Wednesday, November 7, 2007

GEORGIA BELIEVES A YOUTHFUL INDISCRETION MERITS 10 YEARS IN JAIL

When I heard about Genarlow Wilson, who had his 10-year prison sentence overturned for having consensual oral sex when he was 17-years-old with a 15-year-old female, I was flabbergasted and astounded. First, because of the length, second, because it took two and a half years to overturn the sentence, and third, because I hadn’t heard about it before. When the sentence was first passed, it should have caused a firestorm. This case typifies almost every idiocy of the United States federal and state criminal justice systems. In our constant haste to show, by authoritarian force, how we are allegedly tough on crime, we weld our laws to impose our fanatical religious excesses and our bias ridden philosophies on the immature, impoverished and impaired. Often, it is not the blind matron of Liberty, with her equal scales of justice being held up to the multitudes, that best symbolizes our sense of fairness. Instead, it is the many-eyed, bloated black widow who is discriminately spewing out sticky webs to entrap and imprison all who are unfortunate enough to have blundered into her traps to be bundled up, stung, and stored away to have their life slowly sucked away.

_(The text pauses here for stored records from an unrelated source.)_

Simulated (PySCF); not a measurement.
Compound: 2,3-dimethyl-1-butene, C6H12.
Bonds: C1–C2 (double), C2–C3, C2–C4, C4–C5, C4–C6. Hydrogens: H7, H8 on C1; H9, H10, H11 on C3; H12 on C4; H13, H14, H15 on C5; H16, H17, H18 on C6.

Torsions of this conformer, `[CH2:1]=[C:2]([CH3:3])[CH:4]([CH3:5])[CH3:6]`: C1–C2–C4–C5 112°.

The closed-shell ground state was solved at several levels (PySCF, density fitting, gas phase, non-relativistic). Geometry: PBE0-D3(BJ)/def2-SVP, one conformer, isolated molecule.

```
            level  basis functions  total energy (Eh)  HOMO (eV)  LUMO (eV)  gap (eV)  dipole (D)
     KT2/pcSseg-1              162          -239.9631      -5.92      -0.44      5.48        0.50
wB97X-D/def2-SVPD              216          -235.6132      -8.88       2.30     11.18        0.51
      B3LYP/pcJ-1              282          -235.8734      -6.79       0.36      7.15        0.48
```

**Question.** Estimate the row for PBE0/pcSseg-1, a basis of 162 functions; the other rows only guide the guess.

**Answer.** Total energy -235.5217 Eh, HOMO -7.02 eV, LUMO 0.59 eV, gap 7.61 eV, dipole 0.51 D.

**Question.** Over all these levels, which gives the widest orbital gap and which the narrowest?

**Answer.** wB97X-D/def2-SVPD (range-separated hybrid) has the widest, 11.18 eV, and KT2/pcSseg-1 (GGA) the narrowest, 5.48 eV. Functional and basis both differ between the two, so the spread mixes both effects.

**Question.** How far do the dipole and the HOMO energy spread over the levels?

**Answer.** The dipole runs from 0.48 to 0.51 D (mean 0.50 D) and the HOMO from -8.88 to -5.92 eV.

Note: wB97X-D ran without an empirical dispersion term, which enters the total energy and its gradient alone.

Genarlow’s 10-year prison sentence is a stark example of Georgia’s, if not the Nation’s, religious and racial bigotry. Passing draconian laws to control the human race’s sexual proclivities because of our religious zealotry is like trying to control a fistful of slime by squeezing it more tightly in your hand. The harder you squeeze the more dismal will be your loss of control. While, as a society, we certainly need some boundaries to curb the dangerous sexual excesses of the few, we do not need to crucify the handful of the millions who engage in a youthful, or even adult indiscretion and are caught. The truth is there are perhaps hundreds if not thousands of thousands that have engaged in some sexual activities that would, when acknowledged publically, be deemed inappropriate by the "moral majority." This alleged "moral majority" needs to again learn the lesson that Jesus gave the world when he rescued the adulteress from stoning. I am confident that the same Jesus would stand at Genarlow’s side and many of the other alleged criminals crushed by our system of mandatory minimums and ridiculously long prison sentences. This punishment is meted out by those in authority who, if they were honest, are not without sin and, therefore, not worthy to cast such an unforgiving and unmerciful stone.

Some may think that Genarlow’s case is a single anomaly of things gone horribly wrong. It is not. It could never have happened without the combined effort of hundreds of religious extremists and secretly racist zealots in the Georgia State legislative, executive, and judiciary branches of government who have joined forces to promulgate, enforce, prosecute, and impose a law that would knowingly be selectively used against black Americans and other disfavored minorities and groups. Now, how can I make such a claim when the law is religiously and racially neutral? I can because, while the dictator of Iran may claim there are no homosexuals in Iran, and the elite in Georgia may claim there are no other 17-year-old men that have had consensual sex with 15-year-old women, every honest human being who has knowingly experienced this life with their eyes fully open and their ears fully engaged (no matter how "pure" their own lives) know this is just not the case. The only reason it may appear so is, because in Iran any homosexual who dares reveal his or her orientation is murdered; and in Georgia you can bet when some elite white law enforcement officer’s child is caught in the act, discretion is exercised by quietly looking the other way. Intuition would also indicate that, although it was not said, Georgians most likely passed such a law to wield against any black American who dared touch a white woman. In essence, if they couldn’t get away with lynching, then a mandatory 10-year sentence could maybe pass under the radar (which it apparently did).

The other issue brought to the front by the Genarlow case is the fallacy, in its current day application, that statutory rape and statutory sexual abuse laws can be wholly justified without serious question. These laws often impose unduly harsh sentences for engaging in sex with a minor even though there is not a great disparity in age of the participants and the female was honestly perceived for being of adult age. Also, most of these laws are imposed, either explicitly or by implementation, against only the male partner of the consensual sex. This is not appropriate.

The notion that consent when given by a minor child to engage in sex or that a mis-perception of the age of one’s partner in consensual sex should not drastically mitigate the consequences is unjustifiable. Moreover, the additional cultural sentiment that the minor female never bears responsibility for consensual sex sends the wrong message and is inequitable.

As an attorney, I have encountered many cases in which the female partner’s choices, actions, and own criminality, were equal too, if not more condemnable than her male partner. In such cases, should not society be as equally concerned about redirecting the female participant as well as the male? Additionally, there is a great difference in a male who knowingly pursues and entices an underage female into engaging in sexual relations than a male who honestly believes he is having sex with an adult who is fully capable of understanding the consequences of her choices. In short, instead of disintegrating into a revengeful society bent on metaphorical lynching and stoning, as Bill O’Reilly has said, we need a fair and balanced approach in our laws that attempt to manage human sexuality within reasonable boundaries without creating criminals of all who are unwilling or unable to adhere to our religious and moral views on human sexuality.